29. Deus ex machine – a god from a machine, that is, a contrived or artificial solution, usually to a literary plot.
30. Galina Yevgenevna Nikolayeva (Volyanskaya, 1911-1963) was a Russian writer, best known for Zhatva (Harvest, 1950) and Bitva v Puti (The Battle Road, 1957), and was a member of the Executive of the Writers’ Union from 1954 up to her death. Venyamin Alexandrovich Kaverin (Zilber, 1902-1989) was a Russian writer, best known for Dva Kapitana (Two Captains, 1944), which won the USSR State Prize for 1946. Leonid Genrikhovich Zorin (1924-?) was a Russian dramatist, best known for Gosti (The Guests, 1954), one of the first plays of the post-Stalin thaw, portraying a conflict between an honest Old Bolshevik and his corrupt bureaucrat son.
31. Suggestio falsi – a suggestion of something that is untrue.
32. A note in the Ironies... version states: ‘In asserting this I had forgotten that Pasternak did pay his poetic tribute to Stalin in the 1930s.’

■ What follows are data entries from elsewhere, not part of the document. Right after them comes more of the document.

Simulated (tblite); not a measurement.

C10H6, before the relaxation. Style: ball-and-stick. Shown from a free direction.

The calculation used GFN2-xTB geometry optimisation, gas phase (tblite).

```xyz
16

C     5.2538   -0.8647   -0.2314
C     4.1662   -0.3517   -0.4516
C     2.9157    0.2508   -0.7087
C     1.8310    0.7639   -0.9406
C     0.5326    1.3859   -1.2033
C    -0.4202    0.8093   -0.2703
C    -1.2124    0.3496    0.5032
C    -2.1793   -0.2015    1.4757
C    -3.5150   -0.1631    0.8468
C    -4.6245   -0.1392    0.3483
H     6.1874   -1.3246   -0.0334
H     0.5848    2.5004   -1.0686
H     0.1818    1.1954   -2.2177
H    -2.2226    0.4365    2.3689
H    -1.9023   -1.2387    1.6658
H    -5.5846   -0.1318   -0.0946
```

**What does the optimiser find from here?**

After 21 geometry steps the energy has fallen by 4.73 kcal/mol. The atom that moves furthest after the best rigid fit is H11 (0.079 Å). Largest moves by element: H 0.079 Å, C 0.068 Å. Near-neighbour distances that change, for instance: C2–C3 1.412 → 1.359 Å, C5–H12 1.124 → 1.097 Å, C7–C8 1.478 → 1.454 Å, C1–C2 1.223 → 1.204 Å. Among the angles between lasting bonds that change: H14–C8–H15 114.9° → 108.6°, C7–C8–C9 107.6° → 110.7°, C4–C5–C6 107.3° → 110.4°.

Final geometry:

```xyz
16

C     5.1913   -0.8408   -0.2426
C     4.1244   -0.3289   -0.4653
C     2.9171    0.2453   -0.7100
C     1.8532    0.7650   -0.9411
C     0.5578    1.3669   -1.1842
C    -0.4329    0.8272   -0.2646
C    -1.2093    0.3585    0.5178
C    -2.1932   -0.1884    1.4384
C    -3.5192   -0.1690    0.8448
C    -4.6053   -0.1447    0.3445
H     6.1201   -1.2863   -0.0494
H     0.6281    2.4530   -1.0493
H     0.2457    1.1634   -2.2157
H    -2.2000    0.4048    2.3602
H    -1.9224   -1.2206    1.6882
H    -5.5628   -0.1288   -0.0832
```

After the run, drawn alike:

33. Osip Emilevich Mandelstam (1891-1938) was a Russian poet and essayist and one of the foremost members of the Acmeist school of poets. His reading of his poem attacking Stalin led to his arrest in 1934, and he was sent into internal exile. He returned from exile and praised Stalin in his poetry, but was arrested in 1938 and died that year in a transit camp. Nikolai Alekseevich Kluyev (1884-1937) was a Russian poet who was influenced by the symbolist movement, intense nationalism and a love of Russian folklore, and was the leading member of the ‘peasant poets'; he was arrested in 1933 and shot in 1937. Aleksandr Konstantinovich Voronsky (1884-1937) joined the Bolsheviks in 1904, helped lead the Bolsheviks in seizing power in Odessa in 1917, helped set up Krasnaya Nov (Red Virgin Soil) in June 1921, set up the Krug (Circle) publishing house in 1923, later sided with Trotsky, was expelled from the party in February 1928 and arrested in January 1929, recanted and was readmitted to the party, was expelled in 1935, arrested in 1937 and executed. Vsevolod Emilevich Meyerhold (1874-1940) was a leading Soviet theatre director, actor and theatrical producer; he opposed Socialist Realism, fell out of official favour and was subsequently arrested, forced to confess to false charges and was executed. Sergei Mikhailovich Eisenstein (1898-1948) was a pioneering Soviet Russian film director and film theorist, most noted for his silent films Strike (1924), Battleship Potemkin (1925) and October (1927), and historical epics Alexander Nevsky (1938) and Ivan the Terrible (1944).
34. The Ironies... version deletes the words ‘The poet did nothing to gain these favours; but’.